Virtual Partnerships Expand One-Person Shops
Did you ever turn down a potential client because you didn't have all the skills needed to perform the job? If so, maybe it's time to expand your skill sets - and Rolodex.
A virtual partnership or strategic alliance is the joining of two or more entrepreneurs, free agents or other independent professionals to unite their unique skills for short- or long-term projects. The goal in setting up a virtual partnership should be to strengthen your own skills, while offering a wider array of services to your - and your partners' - client base. It's also a way to broaden your marketing circle by tapping the client base of your partners.
When creating an alliance, it's essential to recruit your partners wisely. Identify and tap participants based on their talents. They should bring non-competing skills that compliment your own and those of your other partners. Tap participants also based on the client base they serve, and their ability to bring new work to the group. If one participant is not a good marketer, they might rely on the other partners to find work - which could build resentment among the group.
You also should strive to build a bond. Make sure the participants can work together, whether in a common setting or remotely. Host a brainstorming session or introductory meeting to ensure a good atmosphere of trust and camaraderie exists. When bidding or working on a project, partners become a reflection of you and your professionalism. Make sure you know and like their workstyle.

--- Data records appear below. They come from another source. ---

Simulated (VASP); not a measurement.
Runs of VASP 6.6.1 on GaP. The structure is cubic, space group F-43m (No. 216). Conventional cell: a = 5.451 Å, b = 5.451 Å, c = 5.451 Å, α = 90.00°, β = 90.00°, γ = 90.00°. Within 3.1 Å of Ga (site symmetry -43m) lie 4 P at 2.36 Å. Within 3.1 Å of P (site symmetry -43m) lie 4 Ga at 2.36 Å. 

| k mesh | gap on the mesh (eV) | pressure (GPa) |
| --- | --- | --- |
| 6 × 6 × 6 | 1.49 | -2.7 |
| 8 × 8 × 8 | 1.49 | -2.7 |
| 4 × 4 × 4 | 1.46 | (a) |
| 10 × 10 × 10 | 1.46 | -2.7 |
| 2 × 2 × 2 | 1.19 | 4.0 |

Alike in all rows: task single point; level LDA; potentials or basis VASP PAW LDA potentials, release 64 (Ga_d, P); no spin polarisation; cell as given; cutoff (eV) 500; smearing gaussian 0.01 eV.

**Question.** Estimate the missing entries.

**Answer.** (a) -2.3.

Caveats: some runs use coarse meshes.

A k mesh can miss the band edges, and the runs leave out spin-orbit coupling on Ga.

One partner is never enough. Try to build a contact list of various "partners." This way, you can offer the best tactician based on the clients' specific needs. Also, you won't be left in the lurch if a partner is busy on another project when you come calling.
Once you've selected your partners, draft an agreement. This will include details who will do what tasks in the partnership. Revise it with each new project to address new, specific needs. The agreement should outline specifically the contracted client fee and each partner's expected share of that fee. It should note whether a finder's fee will be paid, how much and to whom. It also should note whether each partners' expenses will be reimbursed - and by whom.
Your agreement, or the new agreement you draft for each new assignment, should define in writing expectations for communications between team members, ensuring priorities, methods, responsibilities and expectations are understood as the project progresses. Ensure that the project objectives and people's job expectations are well outlined, so two people don't expect to handle the same task on the same project. Outline the order of steps needed to accomplish a project. This will help ensure that workers are brought on only when their skills are best suited for a particular phase of the project.
How will you get out of the agreement? Set up an exit plan. The contract should have a finite duration, usually linked to the completion of the particular project. It should make clear that the contract exists only for a particular client project and that the contract expires once that project is completed. As with any agreement, meet with your attorney and tax advisor to ensure the contract and compensation plans are appropriate and legal.